The investment costs must be weighed to determine the value of AI and ML. But what are the investment costs of introducing AI/ML into your business?

Establishing Metrics

In order to determine which task would be best suited to apply AI, and to determine the ROI after implementation, metrics must first be established. This will do two things. ROI is typically realized as an aggregate amount, so breaking down the data to the point where confounding variables are eliminated will provide an accurate baseline to calculate investment costs. This will also provide insight into where cost-saving automation or optimization can be applied. Thoroughly analyzing the cost & time of internal processes, product provisioning, and product R&D are some examples of areas to focus upon when creating metrics.  

Identification of the Task

Assessing the metrics, where would automation or optimization provide the most value? The best case for introducing AI should be derived from the metric data, producing the lowest opportunity cost. Perhaps your manufacturing processes require a great deal of human interaction, or your product is a software-based service and generating personalized content requires large staffing to fulfill, or determining market trends requires you to invest in expensive subject matter experts. Any of these would be suitable places for an AI solution to be employed.
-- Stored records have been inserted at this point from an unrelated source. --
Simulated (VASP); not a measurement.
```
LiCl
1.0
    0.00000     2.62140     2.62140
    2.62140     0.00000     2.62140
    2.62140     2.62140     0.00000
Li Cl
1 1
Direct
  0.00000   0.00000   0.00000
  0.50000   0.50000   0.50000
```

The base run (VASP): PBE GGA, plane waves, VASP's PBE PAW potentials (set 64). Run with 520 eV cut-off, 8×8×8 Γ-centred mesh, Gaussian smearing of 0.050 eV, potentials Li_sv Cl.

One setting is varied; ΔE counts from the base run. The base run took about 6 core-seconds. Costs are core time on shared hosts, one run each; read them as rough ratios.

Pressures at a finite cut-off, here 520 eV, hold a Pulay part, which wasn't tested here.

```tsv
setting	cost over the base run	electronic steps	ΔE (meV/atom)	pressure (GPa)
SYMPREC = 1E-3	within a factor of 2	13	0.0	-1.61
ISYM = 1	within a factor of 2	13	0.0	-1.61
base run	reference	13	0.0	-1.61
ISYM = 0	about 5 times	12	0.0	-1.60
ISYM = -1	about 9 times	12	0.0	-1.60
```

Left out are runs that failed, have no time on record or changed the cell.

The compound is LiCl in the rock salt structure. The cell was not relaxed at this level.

Quantifiable single-purpose processes are best suited for AI algorithms. For example, an algorithm to provide “the best” product configuration based on market trends may be too complex for a single algorithm and would be better separated into three distinct tasks: determining market trends, optimizing the product configuration, and product testing. The goal is to isolate the most expensive task to maximize ROI.

Picking the right Solution

Once the task has been determined, the right solution for the job must be identified. In the previous example, three tasks were specified. Of the tasks, let’s say optimizing the product configuration represents the biggest cost in your R&D process. What can be done to reduce the cost? AI is best engaged in optimization and automation capacities. In the case of determining the “best” product configuration, it would need to be able to consume data from the analysis of the market trends as well as output from the testing. Combining data from these sources, it would need to calculate the best configuration and provide the results to the testing system automatically.

Creating the Solution

The next step in implementing AI is to create a solution to fulfill the requirements derived earlier. As it will depend on the data from the market research and testing, the data must be able to be provided in a standardized format and be cleaned, free of errors. Accurate and flexible data modeling is crucial to the success of an AI solution. As the saying goes, “Garbage in, garbage out.” The second component in this solution would be the calculation algorithm. While providing accurate data is by far the most important step, this represents the greatest source of trial & error during development as the algorithm will need to be designed to function in place of a human. The final component is the testing system integration. Here, the testing system may require modifications to allow automated input.

Optimizing the Workflow

With the metrics in place, the task identified, and the solution created, the final step is to tune the solution and process to produce favorable results. Once in operation, a deficiency in the market research process may have been exposed, extra steps in the testing system may need to be added, or now redundant steps can be removed. Perhaps the algorithm itself is working as intended but needs to be more predictive. It is important to chart the differences in the process cost during this optimization to further identify changes to make. The metrics are the standard by which to assess the value of the new automated process.

Payoff

If thorough metrics were produced and maintained, a high-value/high-cost task was identified, the data provided to the AI solution is accurate, and the solution was well-tuned, then there is little reason for it to not be profitable. By analyzing the metrics and historical data, the ROI of the solution is easily determined by comparing the current cost/output to the period before the introduction of the new solution. Factor in the calculated cost of implementing the AI solution and an empirical value will be elicited for its ROI.

Depending on the solution, it’s true the development cost will need to be assessed closely to determine its value. Is the investment worth the profitable forecast? As more businesses look to Artificial Intelligence and Machine Learning solutions to provide value to their customers and to save costs, it becomes more a question of economic survival and longevity. Can your current strategy stand up to those of other companies implementing these new technologies?